However, many businesses find it difficult to get their customers to talk about them. This situation can be made more frustrating when customers tell businesses that they think they are great and are happy to talk about them. But then, they never do.

Why is that? Well, the reality is that companies and brands are not always on their customers minds. Also, customers forget about what they have said they are going to do and, more often than not, have more important things on their minds.

However, one company (Brainshark) is tackling these issues head-on and is having great success with it’s own customer advocacy programme.

Launched in 2012, Brainshark’s programme has been able to recruit more than 400 customer champions into, what they call, their Customer Champion Programme. This has resulted in a four-fold increase in the number of companies willing to serve as references for them, has more than doubled Twitter activity around their brand, has accelerated their sales cycle and has allowed them to build better and deeper relationships with their customers. Further, as recognition for the success of their programme, Brainshark also won a Forrester Groundswell Award in 2013.

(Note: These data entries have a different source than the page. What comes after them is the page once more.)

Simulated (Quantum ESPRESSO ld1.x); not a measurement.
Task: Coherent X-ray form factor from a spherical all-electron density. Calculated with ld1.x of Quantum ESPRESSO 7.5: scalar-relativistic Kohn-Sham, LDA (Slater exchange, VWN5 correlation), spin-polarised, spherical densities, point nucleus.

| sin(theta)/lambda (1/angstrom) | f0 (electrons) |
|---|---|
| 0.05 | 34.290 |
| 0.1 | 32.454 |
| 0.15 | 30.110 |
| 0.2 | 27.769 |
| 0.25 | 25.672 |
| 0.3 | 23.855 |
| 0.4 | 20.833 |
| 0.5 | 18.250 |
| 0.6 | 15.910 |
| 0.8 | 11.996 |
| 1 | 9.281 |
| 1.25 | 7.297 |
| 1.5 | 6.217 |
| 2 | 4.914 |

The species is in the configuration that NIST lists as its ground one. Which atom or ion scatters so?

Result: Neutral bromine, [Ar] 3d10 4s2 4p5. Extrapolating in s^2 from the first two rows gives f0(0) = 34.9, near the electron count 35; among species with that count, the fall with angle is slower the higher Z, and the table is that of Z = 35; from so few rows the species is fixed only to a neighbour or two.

Recently, I was lucky enough to get a chance to talk to Joan Babinski, founder and vice president of marketing at Brainshark, to get a deeper insight into what they have done to build and grow their successful community of customer advocates and what lessons other firms could learn from them.

Brainshark’s success is based on the understanding that there is a difference between what customers say they will do and what they actually do. As a result, their programme is built on two pillars:

1. Organise And Nurture
To give themselves the best chance of success, they decided they had to first organise and nurture their potential advocates if they were to deliver the results that they wanted. To do that they spent a lot of time identifying their potential advocates, understanding what would be of value to them and then building a reward system that was aligned to their profiles and preferences.

Through that process they found that the best reward and incentives for advocacy were not always financial. This means that Brainshark’s system offers rewards that range from points that that can be redeemed against gift vouchers to free training for their company to tickets to a local industry event to badges and social recognition.

2. Employee Involvement
The next essential pillar was the realisation that building a customer advocacy programme is not just a marketing initiative and, to make it successful, it would require the involvement and buy-in of all of many of their customer-facing employees. Therefore, to compliment their Customer Champion Programme, they developed an employee champion programme and have integrated both programmes.

The reasons that this has worked so well is that:

  1. Customer facing employees are often in the best position to identify potential customer champions and Brainshark’s employees can earn rewards for identifying good candidates to invite into the customer programme; and
  2. Whilst Brainshark often challenges their customers to provide testimonials for them, their experience shows that customers often forget or don’t follow through on it because they are not always sure what is required of them. Moreover, through experience they have learned that customers are more likely to provide a testimonial if their account manager asks them directly and talks them through the process. Again, Brainshark provides incentives for their employees to ask their customers for testimonials and provide rewards if they find a customer willing to participate.

Many companies fail to generate customer advocacy despite delivering great customer experience and service. Whilst, others are just frustrated at the effectiveness of their own customer advocacy efforts. Regardless of which camp you are in, Brainshark’s programme is a great example of how a company can create, harness and amplify the advocacy of it’s customers to the benefit of the business and offers lessons for others looking to do the same.

Adrian Swinscoe is a writer, speaker and consultant on customer experience and customer service.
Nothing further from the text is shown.